Supporters of a proposed constitutional amendment that would dedicate a portion of the state sales tax to natural resources and the arts hope a combination of money and "people power" will win approval for the plan in the November election.
About 100 supporters formally launched that dual-track campaign Tuesday at Hyland Park Reserve in Bloomington, vowing to raise and spend several million dollars on the "vote yes'' campaign that also will enlist hunters, anglers, conservationists, environmentalists and supporters of parks, trails and the arts.
"This November, the things we treasure here in Minnesota are on the ballot,'' said Ken Martin, director of the Vote Yes Minnesota campaign, a coalition of 200 environmental, conservation, outdoors and arts organizations. "This [amendment] will protect our waters, land and way of life. If we don't act now to protect these great natural and cultural resources, they will be lost forever.''
The theme of the campaign is "Protect the Minnesota you love.'' Advertising will begin later in the summer, Martin said, but the grass-roots effort already has begun.
Joining Martin on Tuesday was an eclectic group of supporters and speakers, including former Republican Gov. Arne Carlson and former DFL Gov. Wendell Anderson, polar explorer Ann Bancroft and former Vikings coach Bud Grant. Carlson said funding levels for natural resources and the arts have been "wholly inadequate.''
"This state is on a directional course that is no longer acceptable,'' he said. "We have to convince people that voting for this amendment is not only the right thing to do, but it's also the legacy that we want to leave to our children and grandchildren.''
Supporters said they are optimistic Minnesota voters will approve the amendment on the Nov. 4 ballot, even though passage would raise the state sales tax by 3/8 of 1 percent. That would cost the average household about $56 a year, the group estimates.
The amendment would raise about $270 million annually for 25 years. About $90 million would be used to develop and improve fish and wildlife habitat, and a citizens-legislative council would oversee spending; another $90 million would go to help clean up Minnesota's lakes and rivers. And $90 million would go to parks and trails, the arts and cultural heritage.

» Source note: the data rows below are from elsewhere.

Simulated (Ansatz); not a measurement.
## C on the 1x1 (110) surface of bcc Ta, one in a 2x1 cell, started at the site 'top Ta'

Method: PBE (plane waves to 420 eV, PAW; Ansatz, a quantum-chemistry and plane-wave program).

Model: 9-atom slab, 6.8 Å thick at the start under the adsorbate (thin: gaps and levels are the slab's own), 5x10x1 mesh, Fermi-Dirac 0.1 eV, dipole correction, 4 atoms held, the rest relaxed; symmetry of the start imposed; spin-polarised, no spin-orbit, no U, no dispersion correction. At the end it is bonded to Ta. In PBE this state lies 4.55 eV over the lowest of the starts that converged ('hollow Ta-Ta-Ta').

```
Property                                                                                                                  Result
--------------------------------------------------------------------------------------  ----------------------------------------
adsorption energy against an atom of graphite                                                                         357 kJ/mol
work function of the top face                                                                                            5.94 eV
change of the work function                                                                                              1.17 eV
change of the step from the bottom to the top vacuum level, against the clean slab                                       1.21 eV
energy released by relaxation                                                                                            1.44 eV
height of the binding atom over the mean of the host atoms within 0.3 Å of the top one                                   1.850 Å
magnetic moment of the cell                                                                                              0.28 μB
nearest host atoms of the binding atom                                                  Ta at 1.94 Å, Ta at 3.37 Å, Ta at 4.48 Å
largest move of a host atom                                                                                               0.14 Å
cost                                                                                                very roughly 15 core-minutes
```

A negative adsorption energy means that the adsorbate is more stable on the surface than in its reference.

"I think it will pass,'' said Joe Duggan of Pheasants Forever, one of many conservation groups that have supported the idea. "Minnesotans' interest in the outdoors is a strong one and this is critically important to our future.''
Said Ryan Heiniger, Ducks Unlimited director of conservation programs in Minnesota and Iowa: "I'm convinced we'll never have another opportunity like this in our lifetime.''
Martin, a veteran of several congressional and statewide campaigns, said he expects some opposition to the amendment. And Phil Krinkie, president of the Taxpayers League of Minnesota, told the Associated Press Tuesday that his group will mount a campaign to defeat the amendment.
And high voter turnout at the polls for a presidential election could work against the amendment.
"If they vote for president and leave without voting on the amendment, it counts as a 'no' vote,'' he said.
The two former governors said they believe Minnesotans will approve the amendment.